The squirrels must be stopped

In just a few hundred years, we could be the ones wreaking havoc on their birdfeeders.

Walking from class to class recently has been quite an adventure – except by “an adventure,” I mean “a gruesome, dreadful nightmare provoked by small animals.” Squirrels, which are better known to scientists by the classification Demonikae evilus, have become perhaps the biggest threat to the campus since we had a McDonald’s on Washington Avenue.

In fact, my official estimates show that more than half of the student population has been negatively influenced by squirrel behavior while on campus. This bushy-tailed plague is only getting worse. The squirrel crime ring can probably be associated with more crime in the last week than an entire mob does in a month. Offenses include defacing public and private property, stalking, smuggling, reckless homicide, indecent exposure, chipmunk enticement and tax evasion, to name a few. Squirrels can also be held accountable for many millions of dollars of damage to siding, electrical transformers, wires, gardens, the economy and so on.

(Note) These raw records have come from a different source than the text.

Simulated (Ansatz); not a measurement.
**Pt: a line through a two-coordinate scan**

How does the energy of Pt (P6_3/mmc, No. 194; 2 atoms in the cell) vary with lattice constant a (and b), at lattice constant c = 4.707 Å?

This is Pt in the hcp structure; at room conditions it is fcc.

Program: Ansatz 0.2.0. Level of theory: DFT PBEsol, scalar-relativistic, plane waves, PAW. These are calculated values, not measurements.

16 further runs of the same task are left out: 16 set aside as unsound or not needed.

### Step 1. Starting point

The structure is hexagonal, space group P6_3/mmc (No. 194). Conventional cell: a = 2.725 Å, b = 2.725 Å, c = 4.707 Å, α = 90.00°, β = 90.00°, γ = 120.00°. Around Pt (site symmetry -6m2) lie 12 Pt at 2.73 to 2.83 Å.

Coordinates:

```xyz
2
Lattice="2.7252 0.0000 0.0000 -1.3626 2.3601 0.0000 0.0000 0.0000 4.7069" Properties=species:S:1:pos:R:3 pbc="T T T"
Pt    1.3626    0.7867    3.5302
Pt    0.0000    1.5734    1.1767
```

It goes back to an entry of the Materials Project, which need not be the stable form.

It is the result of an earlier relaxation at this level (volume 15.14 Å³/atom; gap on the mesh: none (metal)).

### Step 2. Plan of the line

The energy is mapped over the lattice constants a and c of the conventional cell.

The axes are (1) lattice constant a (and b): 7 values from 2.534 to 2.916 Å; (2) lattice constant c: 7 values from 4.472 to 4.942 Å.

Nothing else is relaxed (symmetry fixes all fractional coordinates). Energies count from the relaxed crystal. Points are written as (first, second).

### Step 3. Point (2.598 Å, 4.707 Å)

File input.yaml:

The problem with squirrels is they only have two select goals in their lives. The first is they try to eat as much as they possibly can, sometimes to the point of immobility. Have you seen the beasts on Northrop Mall? I’ve seen smaller full-grown kangaroos. The second goal is also somewhat obvious, being that the squirrel populace aims to take over the world using various tactics of annoyance and provocation, thus incapacitating mankind’s societal infrastructure. Unsettling, isn’t it? In just a few hundred years, we could be the ones wreaking havoc on their birdfeeders.

Evidence of increasing squirrel hostility is everywhere. I have heard countless horror stories from friends who were either bludgeoned with falling walnuts or lured into car accidents by squirrels who cheat death in the middle of the road.

I got my first taste of squirrel malevolence early last year, as I was strolling past the chemistry building. Ahead of me, I saw – and I’m not making this up – a squirrel leap straight up from the bottom of a garbage can, only to plunge back inside where he started. Frankly, it was hilarious to see the little vermin stuck in there. But as I approached the edge of the receptacle, taunting it the whole while, he scurried up the side and onto the top.

“Screw you,” it said in perfectly clear, chirpy-sounding English.

I turned, flabbergasted, and started to run. It chased me for a block, if only to make me hear its maniacal laughter, and then retired back to the bushes. I sprinted home, nearly peeing my pants because of all the hysteria.

OK, fine, I’ll admit it – I did pee my pants. There. I said it.

Anyway, the point is that there has to be some sort of underground squirrel conspiracy going on. Their campus regime needs to be stopped once and for all, and efforts must be made to educate students and faculty about squirrel safety. Additionally, we might need a few hundred exterminators and an electric fence installed on the campus perimeter. That said, I propose we all agree to a small tuition hike (somewhere between 2 percent and 45 percent more per year) so we never have to worry about succumbing to a complete squirrel takeover.

And with my lofty pull in student government, I can virtually guarantee things are gonna change around here.

So for now, be safe, don’t provoke the squirrels and use your “shifty eyes” at all times.